In business, mobile phones used to be good for one thing - keeping in touch with people by phone when you were on the road or working at a location other than the office. You may or may not remember car phones - I used to have one when I worked for Nike and drove 90,000 miles a year. It was attached to the car and clunky as hell, but felt very cool at the time.
Then phones became truly mobile and we started being able to send and receive email, texts, and organise our diaries. Then came colour displays, phones that were also cameras, and... well you know the rest.
Although mobile phones are everywhere (according to Ofcom statistics, 89% of the UK population now has a mobile phone), I wonder if we still realise the true significance of this piece of kit and where mobile is leading us. It's a quiet revolution easily as transformational as the internet itself.
Smartphone penetration may not yet have reached critical mass in the UK, (although a June 2010 AOP Digital Landscape Report found that smartphone usage is up 70% and growing fast in the UK). Some say that smartphones are the key to the growth of ecommerce. Geo-social services may still be fragmented, unreliable and seen as somewhat niche, but personally I see this having a bright future. Meanwhile we are still debating whether mobile internet or apps will be the key drivers of all this. And whether connectivity can keep up with the speed of developments in handsets, I don't know.

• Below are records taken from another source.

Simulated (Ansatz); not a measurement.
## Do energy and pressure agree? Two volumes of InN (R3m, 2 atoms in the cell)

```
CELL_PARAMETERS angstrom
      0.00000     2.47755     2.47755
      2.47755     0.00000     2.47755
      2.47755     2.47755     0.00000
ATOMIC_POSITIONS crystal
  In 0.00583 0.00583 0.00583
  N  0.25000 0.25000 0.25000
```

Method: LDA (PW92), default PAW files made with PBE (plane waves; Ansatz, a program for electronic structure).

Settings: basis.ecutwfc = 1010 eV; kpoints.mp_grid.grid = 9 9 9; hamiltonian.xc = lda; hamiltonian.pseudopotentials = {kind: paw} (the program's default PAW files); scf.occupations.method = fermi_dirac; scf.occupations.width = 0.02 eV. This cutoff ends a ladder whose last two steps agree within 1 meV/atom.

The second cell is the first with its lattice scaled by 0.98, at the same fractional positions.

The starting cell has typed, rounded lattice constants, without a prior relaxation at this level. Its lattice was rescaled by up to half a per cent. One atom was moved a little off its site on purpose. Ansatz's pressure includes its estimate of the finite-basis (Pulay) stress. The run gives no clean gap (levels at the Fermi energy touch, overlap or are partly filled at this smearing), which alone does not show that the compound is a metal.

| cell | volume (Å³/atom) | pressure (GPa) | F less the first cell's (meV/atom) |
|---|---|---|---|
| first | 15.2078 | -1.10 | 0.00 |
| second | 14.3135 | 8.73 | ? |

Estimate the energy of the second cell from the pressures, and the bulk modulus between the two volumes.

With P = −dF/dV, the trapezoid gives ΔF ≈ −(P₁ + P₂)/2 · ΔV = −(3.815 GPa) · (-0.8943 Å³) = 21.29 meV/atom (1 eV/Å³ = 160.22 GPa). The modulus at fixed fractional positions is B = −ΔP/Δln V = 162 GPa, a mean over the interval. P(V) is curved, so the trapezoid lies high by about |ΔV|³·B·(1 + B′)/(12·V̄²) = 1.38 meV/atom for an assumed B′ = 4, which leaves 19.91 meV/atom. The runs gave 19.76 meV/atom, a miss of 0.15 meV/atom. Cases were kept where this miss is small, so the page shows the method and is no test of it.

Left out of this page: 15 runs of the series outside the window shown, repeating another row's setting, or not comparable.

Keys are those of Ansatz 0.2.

But I am sure that in not that many years to come, more of us will use mobile devices in preference to computers, however thin or lightweight they may be. The desktop computer will be relegated to the museum and we will marvel at the weight and clunkiness of the iPad much as today's digital natives may wonder how public phone boxes ever served a useful purpose.
When 'social' ceases to be an eclectic add-on to a marketing strategy but instead a taken-for-granted, essential part of business culture, mobile will be there at the forefront.
Do you agree?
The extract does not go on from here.